Thank you for asking about the Winchesters. The “soap opera” began long before Cindy Pratt and Randy Owen, through C & R Realty, LLC, made a deposit on Farm Island.
While in the permitting stage and before I closed, I agreed with the Winchesters to be caretaker. I met David Winchester for the first time in November of 2018 at the island for dock removal instructions. He was aware that the CB tactics had begun. He was extremely apologetic and said, “The realtor should have warned you about Camp Belknap.” He went on to explain how CB had promised him a mainland dock space for his boat and, when Seth came in, he never even called him but pulled his boat out and dumped it in the sand. He said, “Sure, it was an older boat, but he just dumped it in the sand. Had he called me, I would have been able to load it at the boat ramp.”
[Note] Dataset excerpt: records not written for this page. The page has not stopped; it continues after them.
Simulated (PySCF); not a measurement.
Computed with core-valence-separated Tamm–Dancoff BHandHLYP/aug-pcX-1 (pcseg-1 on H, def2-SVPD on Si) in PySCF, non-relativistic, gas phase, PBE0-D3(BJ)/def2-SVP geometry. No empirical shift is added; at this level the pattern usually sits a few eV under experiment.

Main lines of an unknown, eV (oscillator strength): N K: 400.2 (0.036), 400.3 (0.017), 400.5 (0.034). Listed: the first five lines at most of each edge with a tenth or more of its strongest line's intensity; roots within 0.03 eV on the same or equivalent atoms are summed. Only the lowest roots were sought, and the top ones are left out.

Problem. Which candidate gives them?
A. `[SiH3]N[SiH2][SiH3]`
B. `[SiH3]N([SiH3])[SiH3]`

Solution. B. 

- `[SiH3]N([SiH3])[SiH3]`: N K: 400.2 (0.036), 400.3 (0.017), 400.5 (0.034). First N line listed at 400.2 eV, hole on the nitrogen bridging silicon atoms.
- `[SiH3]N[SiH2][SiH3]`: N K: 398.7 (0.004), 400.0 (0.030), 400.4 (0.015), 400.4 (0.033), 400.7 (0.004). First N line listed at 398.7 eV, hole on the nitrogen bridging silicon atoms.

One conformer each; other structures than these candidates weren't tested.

He went on to tell me how CB would break into my house — his at the time — and he would secure the door. He put better and better locks and boarded it up more securely, and again and again they would break in. He reported and re-reported the break-ins to Seth, and they continued. David shared many of the extended fights and disputes with CB and ended with, “And Randy, you will not believe the lies,” and “All they do is lie.” At one point, the camp was riddled with bullets, and I am not sure whether David said or believed CB did it, but every single person who knew anything about the Winchester-CB battles felt it was CB. One day just prior to a Planning Board meeting I was gathering information from David about the CB tactics and David's last words of encouragement were “Go get em Randy”..
As soon as the ice was safe in January of 2019, I went out to the island and took down a huge dead tree leaning toward my house. While doing this, three nice young men came up to the house, past the no-trespassing signs, and spoke with me. One’s first name was Owen — how could I forget — and the other was a grandson of Lucy, who owned the infamous Cow Island restaurant.
At the time, I did not yet own the property, and their trespassing while we were there seemed harmless. The young men were very pleasant and identified themselves as off-duty counselors. Cindy and I shared our life stories about Cow Island and going to Lucy’s. They explained the ritual of entering the Winchester home with a cadet and spooking him inside. They even detailed the furniture and what room it was in. It all seemed innocent as they congratulated Cindy and me on our new endeavor.
At one time, she was one of the most peaceful, loving people I have ever known, now hardened by the fight with Camp Belknap.
Please read Heart Home by Cynthia Pratt.
“Heart Home”

For much of her life, Cynthia Pratt had a hard time answering the question, “Where are you from?” She grew up in New Jersey, but would spend all of her childhood summers on Winnipesaukee’s Cow Island, and those summer months were more meaningful to her than the rest of the year in New Jersey. So, she started answering that question with, “New Hampshire is my heart home,” she said.
“That’s where my fondest childhood memories came from; that’s when our family came together. It was a place where we came together and bonded,” she said.
Then life took her away from New Hampshire. She got married, had children, got divorced, raised her children to adulthood, and eventually was able to move back to New Hampshire, where she met her current partner, Randy Owen. Owen had also grown up summering on Winnipesaukee, and he also has three adult children.
“It has always been my dream to get back to Winnipesaukee, create the same wonderful experience for my family,” Pratt said. “I know he [Owen] wants the same for his family.”
Pratt and Owen are behind C & R NH Realty Trust, LLC, the name on the subdivision application currently before the Tuftonboro Planning Board. Pratt said it’s upsetting to hear their plan as a destructive force by their potential neighbors.
“Our dream for the property is to try and maintain the tranquility of Farm Island, while being able to create that wonderful family environment that they all get to enjoy on their properties and we enjoyed as children. We just want the same for our families,” she said.
At the center of Farm Island is the remains of a circa-1906 cottage, which Pratt and Owen plan to restore for their personal use. She said they do not plan to market any of the other lots in the near future.
“It is quite a substantial purchase price and quite a substantial price for the project. To invest that kind of money, we do need some sort of security should something happen down the line to Randy or me. The subdivision is more about financial security in the future, should we need that,” she said.
She said that she can see where the opponents of the plan are coming from. After all, both she and they are motivated by the same thing: a love for Lake Winnipesaukee.
“I understand it from their perspective. It’s not that we’re trying to hurt anyone or mess up anyone’s experience, we just want the same experience for our families. The lake is such a magical place,” Pratt said.